Not your typical house red wine
by: Vino Joe
In the United States, we have many "Italian" restaurants. In the cities, they often boast outdoor, sidewalk dining "al fresco," and in the suburbs, they're cramped in mini-malls. No matter where you find them, you'll find three common threads: red and white checkered tablecloths, pasta in marinara sauce and a "house red wine."
Generally speaking, the recommendation is that you should not expect too much from the “house” red wine. That’s because it is often the cheapest plonk available, such as a Montepulciano d’Abruzzo that’s been sitting in the distributor’s warehouse too long. Even if it’s not a clearance item, many restaurants issue “Monte” as their house red because it is plentiful, easy to drink and cheap. As a result, people -- especially geeks -- tend not to take the wine seriously.
But in fact, among the ocean of Montepulcianos flowing in the Abruzzo, there are a number of excellent examples. You just have to look for them, and be willing to spend more than five bucks for a bottle.

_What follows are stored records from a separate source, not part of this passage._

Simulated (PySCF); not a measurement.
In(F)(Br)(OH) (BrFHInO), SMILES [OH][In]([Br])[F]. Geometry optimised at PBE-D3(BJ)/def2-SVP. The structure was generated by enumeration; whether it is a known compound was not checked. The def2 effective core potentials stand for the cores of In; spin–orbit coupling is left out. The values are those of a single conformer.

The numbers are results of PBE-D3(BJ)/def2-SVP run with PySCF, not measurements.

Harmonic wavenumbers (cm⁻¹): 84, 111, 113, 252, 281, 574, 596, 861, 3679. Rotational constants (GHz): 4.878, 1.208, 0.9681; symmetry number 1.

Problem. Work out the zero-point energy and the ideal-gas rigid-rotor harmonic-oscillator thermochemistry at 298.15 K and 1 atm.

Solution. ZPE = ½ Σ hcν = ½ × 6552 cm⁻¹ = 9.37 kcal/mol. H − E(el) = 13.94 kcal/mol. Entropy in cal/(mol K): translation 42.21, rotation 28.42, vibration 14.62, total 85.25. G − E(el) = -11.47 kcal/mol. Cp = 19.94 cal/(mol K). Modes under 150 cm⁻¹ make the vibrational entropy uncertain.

One excellent example is Capestrano Montepulciano d’Abruzzo, which tells you it is not a cheap red wine right from the nose. Very forward, attractive aromas of spice, black raspberry, plum and sweet earth seem to jump out of the glass and give you a good preview of what’s going to hit your palate. In the mouth, this Monte is jammy (a lot of rich, ripe, jam-like flavors) upfront, with a smooth texture, and is balanced out nicely by good acidity and mild to medium tannins. Some spice notes and earthy hints round out the ripe black raspberry finish, which is balanced and enjoyable. Showing exceptional depth and complexity for a wine of this price, I rate this a ridiculously good value. Flavorful enough to drink on its own, it really shines when matched with typical Americanized Italian café
/ pizzeria fare: pizza, pasta with red sauce and eggplant parmigiana. In addition, it will stand up to burgers, most beef dishes, grilled meats, grilled veggies and cheeses.